"The kiwi is getting bought and the Aussie is being sold," said Graham Parlane, private client manager at OMF. "There's still a bit of a hangover from the well-received budget and Fonterra's forecast. There's some positive vibes coming out of Kiwi land and some negatives out of Australia."
Parlane said with the US dollar, the market is caught between a number of factors including whether Trump can enact policies that might drive US economic growth.
US first-quarter gross domestic product grew a revised annual 1.2 per cent in the first quarter, up from an initial estimate of 0.9 percent, the Commerce Department said on Friday. That was the weakest rate in a year as the US economy slowed from a 2.1 per cent pace in the fourth quarter, but other indicators of the world's biggest economy have pointed to a sturdier rate of growth.
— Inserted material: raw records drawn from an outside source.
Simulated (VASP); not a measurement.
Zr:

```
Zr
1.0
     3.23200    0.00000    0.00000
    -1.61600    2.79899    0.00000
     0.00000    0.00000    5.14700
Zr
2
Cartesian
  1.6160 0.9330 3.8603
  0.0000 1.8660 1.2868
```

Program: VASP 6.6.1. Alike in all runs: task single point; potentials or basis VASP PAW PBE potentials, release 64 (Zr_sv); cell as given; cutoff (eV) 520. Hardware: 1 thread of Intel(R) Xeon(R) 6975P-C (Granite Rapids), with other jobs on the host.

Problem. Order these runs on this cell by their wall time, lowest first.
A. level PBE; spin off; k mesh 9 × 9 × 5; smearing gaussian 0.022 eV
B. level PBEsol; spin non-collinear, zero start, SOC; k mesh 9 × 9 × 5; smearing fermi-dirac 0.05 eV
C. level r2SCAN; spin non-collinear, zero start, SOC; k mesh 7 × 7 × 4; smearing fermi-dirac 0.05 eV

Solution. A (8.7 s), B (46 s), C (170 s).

With little domestic economic news scheduled, traders will likely look for offshore events to drive the direction to the kiwi. European Central Bank President Mario Draghi's appears before the European Parliament Economic Committee today. Expectations are rising that the ECB will signal that its easy policy stance might need to be tweaked if euro-zone data continue to paint a more positive economic outlook.
In the US, the Fed also releases its Beige Book on Wednesday.
The kiwi fell to 4.8413 yuan from 4.8269 yuan on Friday. It was little changed from Friday at 63.28 euro cents and dropped to 55.05 British pence from 55.18 pence. The local currency traded at 78.68 yen from 78.60 yen in New York on Friday.
New Zealand's two-year swap rate rose 1 basis point to 2.22 per cent and 10-year swaps rose 3 basis points to 3.22 per cent.